Scientists have long recognized that the Southern Ocean and the development of Antarctic ice sheets play a major role in the evolution of Earth's present climate system. Only now have researchers been able to obtain a clearer picture of the relationship between high-latitude temperatures, global carbon cycling and the size of Antarctic ice sheets.

Southern Ocean temperature data exhibits a rapid 7 degree cooling of surface waters around 14 million years ago and suggests a strengthening of the Antarctic Circumpolar Current in response to changes in the geometry of Earth's orbits. As a result, Antarctica became increasingly isolated from tropical heat and moisture sources. Records of Antarctic ice volume indicate that following this cooling ice sheets expanded rapidly to near present-day size, which suggests that changes in the Southern Ocean directly influence the size of the Antarctic ice sheet.

UCSB researchers speculate that the climate system responded quickly to orbital variations because of generally low atmospheric carbon dioxide levels and plate tectonic changes north and south of Australia.

"Our study indicates that the sensitivity of Earth's climate system can shift rapidly when climate boundary conditions, such as atmospheric greenhouse gas levels or the configuration of the continents, change," said Amelia Shevenell, the lead author of the Science study and a Ph.D. candidate at UCSB.

"Our results suggest that scientifically it is somewhat incidental whether these boundary conditions are altered via natural or human-induced processes," she said. "If the boundary conditions change, we should expect Earth's climate system to respond."

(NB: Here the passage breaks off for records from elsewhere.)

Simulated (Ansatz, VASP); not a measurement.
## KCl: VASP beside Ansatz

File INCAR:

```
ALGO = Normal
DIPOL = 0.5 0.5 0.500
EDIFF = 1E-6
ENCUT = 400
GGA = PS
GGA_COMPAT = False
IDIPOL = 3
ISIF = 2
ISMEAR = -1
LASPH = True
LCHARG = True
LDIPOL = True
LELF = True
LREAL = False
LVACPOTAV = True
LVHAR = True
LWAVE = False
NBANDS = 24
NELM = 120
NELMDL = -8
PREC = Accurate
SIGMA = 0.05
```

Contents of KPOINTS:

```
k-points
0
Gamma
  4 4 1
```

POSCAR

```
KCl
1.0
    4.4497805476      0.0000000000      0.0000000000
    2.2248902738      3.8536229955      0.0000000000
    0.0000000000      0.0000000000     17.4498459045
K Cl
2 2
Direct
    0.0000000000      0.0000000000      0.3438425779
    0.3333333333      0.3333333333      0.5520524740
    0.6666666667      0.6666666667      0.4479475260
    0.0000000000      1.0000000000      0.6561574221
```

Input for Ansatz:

Shevenell and co-authors Jim Kennett and David Lea, both professors of Geological Sciences at UCSB, developed the records of Southern Ocean sea surface temperature change, Antarctic ice volume, and global carbon cycling by measuring chemical changes in the fossilized skeletal remains of marine plankton contained in deep-sea sediments. Shevenell and Kennett collected these sediments south of Tasmania when they sailed as scientists on the Ocean Drilling Program's drill ship, the JOIDES Resolution.

This research was supported by the National Science Foundation and Joint Oceanographic Institutes.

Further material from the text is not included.